Editorial Notes

Devil is in the details of Rohingya repatriation deal: The Daily Star

In an apparent breakthrough to the months-long Rohingya crisis, Bangladesh and Myanmar signed a pact on Nov 23 agreeing that the return of the Rohingya should start within two months. In its editorial on Nov 27, Bangladesh's The Daily Star newspaper said the devil is in the details of the deal, which it refers to as the Arrangement.

The success of the Arrangement signed between Bangladesh and Myanmar depends on how effectively the repatriation is completed within a specific timeframe. PHOTO: THE STAR/ASIA NEWS NETWORK

DHAKA (THE DAILY STAR/ASIA NEWS NETWORK) - Bangladesh has always preferred problem-resolution with its neighbours through dialogue and negotiations.

Thus the Arrangement signed between Bangladesh and Myanmar, we feel, is a positive development of sorts. But any optimism that we would like to hold will have to be guarded since like all other mutual understandings the devil is in the details.

The success of the Arrangement depends on how effectively the repatriation is completed within a specific timeframe.

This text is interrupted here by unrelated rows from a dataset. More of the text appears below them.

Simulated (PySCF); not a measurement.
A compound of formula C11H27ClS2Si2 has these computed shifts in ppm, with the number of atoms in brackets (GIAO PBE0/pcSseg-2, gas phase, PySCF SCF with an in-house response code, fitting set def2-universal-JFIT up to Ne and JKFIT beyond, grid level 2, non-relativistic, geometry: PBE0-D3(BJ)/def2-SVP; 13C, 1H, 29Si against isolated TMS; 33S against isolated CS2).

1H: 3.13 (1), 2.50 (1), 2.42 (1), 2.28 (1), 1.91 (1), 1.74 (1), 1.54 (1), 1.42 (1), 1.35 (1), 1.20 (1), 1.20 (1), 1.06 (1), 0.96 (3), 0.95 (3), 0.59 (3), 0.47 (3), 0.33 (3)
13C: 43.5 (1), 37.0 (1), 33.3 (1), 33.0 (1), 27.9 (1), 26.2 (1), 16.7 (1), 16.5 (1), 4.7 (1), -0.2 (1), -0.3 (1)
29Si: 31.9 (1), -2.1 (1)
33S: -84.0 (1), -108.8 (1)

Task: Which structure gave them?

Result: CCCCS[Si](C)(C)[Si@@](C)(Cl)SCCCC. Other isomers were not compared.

It is evident that Myanmar has wilted under international pressure which was being ratcheted up increasingly with newer revelations of Rohingya persecution every day.

We are happy to note the support we have received from the West on the matter. And we note the shift in India's stand on the issue from its open support to Myanmar initially.

Though China is a good friend of both Bangladesh and Myanmar, it works with the latter on a different equation.

Thus the importance of China's role in the quick repatriation of the Rohingyas as well a permanent resolution of the problem, cannot be over emphasised.

Needless to say, given our past experience there is ground for pessimism regarding the final outcome of the arrangement. And it is for Myanmar to dispel all misgivings by taking actions on the ground that would attest to its positive attitude towards fulfilling the objectives of the understanding.

Thus, pending the finalisation of the terms of reference of the Joint Working Group, Myanmar must ensure that all violence on the Rohingyas cease forthwith. It must also create a conducive atmosphere for its people to return.

But there are several other issues that must also be thrashed out if the deal has to be followed through. For example, the burden of proof of identity of the forcibly displaced is on the victims. How does one expect people running for their lives to carry their ID? They were living in an apartheid condition with no school to go to or business to run.

We feel that the final decision, in cases of disputes regarding eligibility to return should not be left alone to only one of the two parties.

The Arrangement, we must emphasise, does not mean the end but only the beginning of the end.

Neither should it mean the end of engagement of the international community with the Rohingya issue.

The focus of the world must not be shifted, instead, international pressure on Myanmar for a permanent resolution of the problem must continue unabated.